2010年11月20日 星期六

If America were a twitter account…

It would have about a million followers, and follow about ten people, including completely worthless and irrelevant accounts like British Monarchy. Probably because there would be such disdain for twitter that day to day managing would be left to some former Brit.

Whenever some foreign news story managed to make it into the stream, America would be the first to fly some rock of meaning out there to tell it how it is.

The thing about Koppel is that he doesn’t sense the transformation in it’s entirety, while someone like Sarah Palin does. I hate to call it an age thing, but I’m pretty sure that’s what it is. Even someone like Obama really doesn’t seem to understand the internet or the media or information landscape. Koppel seems to think there’s always going to be these foreign reporters flying out to places or based in places giving us the news we need and should know about. (Yes, in the newsletter model, maybe, not the newspaper model.) Jarvis is at least a little more forward thinking in saying, uh, why not just talk to the people there, why do we need any filter, or an “American” filter. No one bought your quality control or reputation in the first place. If they did, they wouldn’t have abandoned it like a sex crime victim on the side of the road.

Palin, the communications/journalism major, is shockingly more able to connect with people than Big O. Sure, Palin doesn’t connect with everyone politically, but she connects with people. And she knows that. She was smart enough to learn during her  many years and schools that communication (and journalism) is about connection. Without connection, you don’t have communication. You have yelling, you have informing, you have transmission, but you don’t have communication. Koppel or a place like the nytimes aren’t in the business of communication, they are in the business of journalism, or informing. Journalism is not a two-way street, and the kind of function they perform for some people just doesn’t make that much sense.

Prior to something like the Internet, there was a desire to enter the world of the press, for without it, reach, ie reaching a massive audience, was difficult. But Sarah Palin knows entering the world of “serious” journalists entails criticism and a price. The journos think it’s crap she won’t talk to them, and the she owes it to them. No, no one owes anyone anything. (The Press claims it’s a stand-in for the people, not the other way around.) And she doesn’t have to play ball, because she can connect to people through the internet, or media organizations that are partial to her. Why does she owe Katie an interview? She can go on FB and answer any question she wants, or field some requests from Twitter followers, or hold an online forum streamed online and take questions live from anyone. (Even Lebron James gets this.) What does the press offer her? Reach? She’s got plenty. The news journos want to print on Palin should come from research, and last time I checked, they don’t need to talk to her for that.

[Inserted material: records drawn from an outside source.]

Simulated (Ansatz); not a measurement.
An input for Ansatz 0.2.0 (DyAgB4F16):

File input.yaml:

So basically, journalistic enterprises see their purpose as being arbiters or judgers or deciders, and establishing reputation. This entails hierarchy, and that entails transmission versus communication. People don’t need these organizations for transmission of information, it slides around fluidly from a press release, or a friend, or whatever. It’s a commodity, not a product. I don’t need you to print press releases for me anymore, thanks.

from: http://www.npr.org/2010/11/16/131361367/should-objectivity-still-be-the-standard-in-news (emphasis added)

KOPPEL: One of reasons that I regret the absence of that so much is that we have no way anymore of judging the validity of information that we get from overseas. As often as not, if you listen to the accents, it's no longer even American reporters over there.

CONAN: Jeff Jarvis.

Prof. JARVIS: Well, what's wrong with - wait, wait, wait. What's wrong with that? We have people who actually know the territory and are natives. Do you think we have to have Americans tell Americans the news?

KOPPEL: I would like to have American reporters conveying the news to Americans, yes.

Prof. JARVIS: Whoa. That seems like a kind of strange bit of xenophobia, journalistic xenophobia. I would love to have people - I love being able to go to blogs and elsewhere and read the people who are in Iraq and in Iran explain it to me far better than someone who just jetted in.

KOPPEL: You're making precisely my point. I don't want someone who just jetted in. I want someone who's lived there for two or three years, speaks the local language, and knows something about it.

Prof. JARVIS: How about someone who's lived there for 40 or 50 years and truly understands it and can use these magnificent new tools - which you still haven't answered for me. What do you think of the new tools? Do you see new hope for journalism here?

KOPPEL: I don't see new hope for journalism, I see new hope for the exchange of information. But you haven't responded to my part, which is unless one knows the provenance of the information, unless I know who's putting the information out, I can't judge the validity of that.

--

What’s weird about Koppel is that he seems to be insinuating that regular consumers used to have the ability to judge the validity of foreign news. How? By trusting him? Or one of the three networks? Stranger still is how he seems to think this is somehow connected with getting it from an American or from an American agency. Is that how we think of the world? Unless we send one of our own out there we don’t trust it? Are cross-border journalistic ethics that non-existent? Why in the hell did people ever like us with this kind of attitude? Did we secretly believe everyone was just dumb for believing us, when in fact we’d never believe any of their country’s people? Or did we really believe we were the only beacon of quality and good in the world to be trusted?